Director: Richard Kelly
Cast: Jake Gyllenhaal, Jena Malone, Mary McDonnell
Run Time: 1 hour 53 minutes
MPAA Rating: R
Donnie Darko is one of those films that the audience renders untouchable. Love it or hate it (and many of my peers do love it), nothing will change your mind after the first time you watch it. For me, being so far behind in my cinematic development that I never watched Donnie Darko during my tender formative years, I am perhaps the one person who landed in the camp exactly between the two.

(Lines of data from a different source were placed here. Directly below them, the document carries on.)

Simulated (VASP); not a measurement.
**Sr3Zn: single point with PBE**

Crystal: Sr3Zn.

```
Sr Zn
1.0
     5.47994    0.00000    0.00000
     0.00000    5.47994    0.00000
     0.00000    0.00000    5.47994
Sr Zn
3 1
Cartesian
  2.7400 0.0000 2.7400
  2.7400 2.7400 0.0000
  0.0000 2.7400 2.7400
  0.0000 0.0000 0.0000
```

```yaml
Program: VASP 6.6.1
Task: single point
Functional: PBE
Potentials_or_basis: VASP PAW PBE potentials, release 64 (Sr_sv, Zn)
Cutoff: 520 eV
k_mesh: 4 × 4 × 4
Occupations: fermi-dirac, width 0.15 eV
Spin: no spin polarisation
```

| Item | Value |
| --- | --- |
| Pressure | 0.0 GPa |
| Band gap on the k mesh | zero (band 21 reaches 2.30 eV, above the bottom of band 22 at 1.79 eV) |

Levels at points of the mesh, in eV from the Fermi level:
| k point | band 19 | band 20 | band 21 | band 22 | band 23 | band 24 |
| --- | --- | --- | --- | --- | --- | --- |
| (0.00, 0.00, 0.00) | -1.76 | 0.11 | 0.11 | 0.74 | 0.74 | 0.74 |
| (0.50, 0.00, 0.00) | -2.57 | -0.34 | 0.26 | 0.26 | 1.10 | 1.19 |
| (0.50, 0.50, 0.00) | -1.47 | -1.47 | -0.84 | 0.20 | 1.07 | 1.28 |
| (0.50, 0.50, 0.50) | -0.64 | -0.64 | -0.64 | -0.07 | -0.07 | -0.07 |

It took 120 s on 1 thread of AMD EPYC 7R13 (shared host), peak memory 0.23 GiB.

Set in 1988, Donnie Darko tells the tale of... whatever you want it to be, really. The plot at even its most basic level is so full of time warps, bizarre philosophical discussions, and hallucinations that it's nearly impossible to describe simply except for the fact that Jake Gyllenhaal (who is a freaking baby in 2001) plays Donnie Darko, a troubled teen who lives in conservative suburbia in 1988.
After nearly escaping death when a jet engine crashes through his roof and demolishes his bedroom, Donnie starts seeing Frank, a six foot tall bunny rabbit who tells him that the world is going to end and commands him to perform disruptive acts like arson or flooding his high school. I won't delve too far into things because director and writer Richard Kelly builds an exceedingly complex mythology around the whole thing that would take more than its fair share of paragraphs to accurately convey.
And I wouldn't want to ruin the WTF experience for any first-timers. Love it or hate it, it's a valuable part of anybody's development as a moviegoer.
An accurate depiction of me showing people horror movies.
From left to right: Put-Upon Friend, Sleepy Boyfriend, Me.
Before I say more, let me make it clear that the only version of this film I have seen is the director's cut which evidently differs from the theatrical cut in that it makes even a cursory attempt at explaining what is happening. Although it's still an opaque mystery, the use of intertitles provides a framework for understanding the film's structure that the theatrical audiences never had.
Given that the director's cut is still a massively inscrutable rummage sale of symbolism and metaphor and angry teenage ramblings, I can't imagine how many Ibuprofen the original audiences must have popped in order to survive the thing.
But it became a cult sensation presumably through its depiction of a high school student who feels like an outsider despite being light years smarter than everybody around him. His community is lead by people who are driven by consumerism, get their philosophy from self-help tapes, and never question the world around them.
His ability to see through this and expose the darkness, hypocrisy and lies in the carefully structured environment his parents raised him in must have struck a chord with students across America when the film was released 13 years ago. Set in 1988 at the height of the yuppie conservative boom, Donnie Darko is a cry for help from a man who felt stuck between the truth of the world and the facade of American prosperity.
It probably didn't hurt that baby Gyllenhaal has a quite compelling face.
Donnie's experience with a shifty psychiatrist and useless brain pills also mirrored the dissatisfaction of the ADD generation, who were feeling dislocated from schools and the desires of their parents. Seeing as that era is largely behind us and I'm pretty much a mostly adult, it's understandable why Donnie Darko didn't blow me away with its story and themes, a large portion of which I felt were too enigmatic for their own good.
Although I do sincerely appreciate this movie for inviting the audience to think hard about its meaning and the meaning of the world around them, to truly understand this film to its fullest extent is nearly impossible because in order to do that you probably have to be Richard Kelly.
But although the storytelling is dubious, one can not ignore the skill behind the camera. This is a beautifully shot film and one sequence in particular, an establishing montage of the high school set to Tears For Fears' "Head Over Heels" is majestic in a way that leaves me with no doubts why so many people claim this to be their favorite movie.
And again, the face.
Jake Gyllenhaal is perfectly cast as an alien in his own world whose every sentence cuts his conservative elders to the bone. With enough snark to become a stellar antihero and enough fear and warmth to endear himself to the teenage audience and keep them relating with his struggles, this is perhaps one of the talented performer's best film roles.
It's perhaps not my cup of tea for its spaghetti plot and thoroughly dark message, but I did really enjoy watching this film and its status as a cult classic shall never be contested on the pages of this blog.
TL;DR: Donnie Darko's creative visuals and dense symbolic storytelling don't lend it to easy consumption but mark it as a powerful effort from a green director.